You are viewing a plain text version of this content. The canonical link for it is here.
Posted to user@pig.apache.org by jiang licht <li...@yahoo.com> on 2010/08/26 00:52:24 UTC

Pig restricts size of mapper/reducer output?

Is there a way to tell Pig to restrict the size of map/reduce output that can be saved to dfs? E.g. if a job creates over-limit data, it won't be allowed to save the result to the dfs and the job will fail. 

This will help to prevent unexpected huge data from being saved to dfs by mapper/reducer created by a Pig script. This means we have an estimate of how much data will be generated by a Pig script in advance. Then, with this quota, if over-sized result is generated, it won't be saved and the job fails.

Thanks,
Michael


      

Re: Pig restricts size of mapper/reducer output?

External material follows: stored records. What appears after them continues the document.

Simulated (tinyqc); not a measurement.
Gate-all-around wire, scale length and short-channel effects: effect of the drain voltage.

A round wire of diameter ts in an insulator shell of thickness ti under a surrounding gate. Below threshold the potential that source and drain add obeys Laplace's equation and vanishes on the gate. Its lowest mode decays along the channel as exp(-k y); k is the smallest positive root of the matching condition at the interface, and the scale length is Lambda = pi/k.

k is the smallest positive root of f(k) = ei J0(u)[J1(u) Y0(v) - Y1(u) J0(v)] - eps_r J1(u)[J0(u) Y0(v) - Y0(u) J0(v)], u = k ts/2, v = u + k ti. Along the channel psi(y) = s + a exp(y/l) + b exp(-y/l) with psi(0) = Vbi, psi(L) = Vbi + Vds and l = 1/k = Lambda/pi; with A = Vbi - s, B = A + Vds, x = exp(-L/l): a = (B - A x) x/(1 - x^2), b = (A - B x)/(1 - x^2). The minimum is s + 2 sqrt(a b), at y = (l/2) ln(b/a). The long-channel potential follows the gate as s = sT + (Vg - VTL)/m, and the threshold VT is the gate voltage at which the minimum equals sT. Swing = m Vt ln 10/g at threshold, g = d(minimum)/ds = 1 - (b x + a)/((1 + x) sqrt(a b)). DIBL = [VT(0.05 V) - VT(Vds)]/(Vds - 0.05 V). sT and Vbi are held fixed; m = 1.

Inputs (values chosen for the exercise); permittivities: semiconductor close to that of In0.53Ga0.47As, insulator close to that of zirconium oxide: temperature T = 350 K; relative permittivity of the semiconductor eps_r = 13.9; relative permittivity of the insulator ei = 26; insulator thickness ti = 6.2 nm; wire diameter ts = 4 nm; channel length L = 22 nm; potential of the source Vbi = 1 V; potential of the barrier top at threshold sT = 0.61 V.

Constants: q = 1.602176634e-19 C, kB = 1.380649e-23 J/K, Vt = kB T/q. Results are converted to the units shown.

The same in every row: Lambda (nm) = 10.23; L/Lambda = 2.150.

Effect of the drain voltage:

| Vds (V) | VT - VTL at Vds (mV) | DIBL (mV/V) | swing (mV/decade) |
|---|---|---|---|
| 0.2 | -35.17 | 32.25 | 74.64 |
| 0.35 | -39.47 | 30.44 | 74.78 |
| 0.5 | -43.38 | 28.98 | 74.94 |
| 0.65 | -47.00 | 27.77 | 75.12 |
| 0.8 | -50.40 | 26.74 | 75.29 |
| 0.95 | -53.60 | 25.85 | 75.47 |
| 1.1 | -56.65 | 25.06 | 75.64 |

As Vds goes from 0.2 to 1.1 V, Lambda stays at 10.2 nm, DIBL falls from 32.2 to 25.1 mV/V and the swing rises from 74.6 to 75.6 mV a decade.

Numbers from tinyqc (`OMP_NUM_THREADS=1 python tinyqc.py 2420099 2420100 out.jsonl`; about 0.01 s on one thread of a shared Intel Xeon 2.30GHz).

Posted by Alan Gates <ga...@yahoo-inc.com>.
HDFS supports quotas, so you can control it that way, but obviously  
this will affect all your HDFS users not just Pig scripts.

Alan.

On Aug 25, 2010, at 3:52 PM, jiang licht wrote:

> Is there a way to tell Pig to restrict the size of map/reduce output  
> that can be saved to dfs? E.g. if a job creates over-limit data, it  
> won't be allowed to save the result to the dfs and the job will fail.
>
> This will help to prevent unexpected huge data from being saved to  
> dfs by mapper/reducer created by a Pig script. This means we have an  
> estimate of how much data will be generated by a Pig script in  
> advance. Then, with this quota, if over-sized result is generated,  
> it won't be saved and the job fails.
>
> Thanks,
> Michael
>
>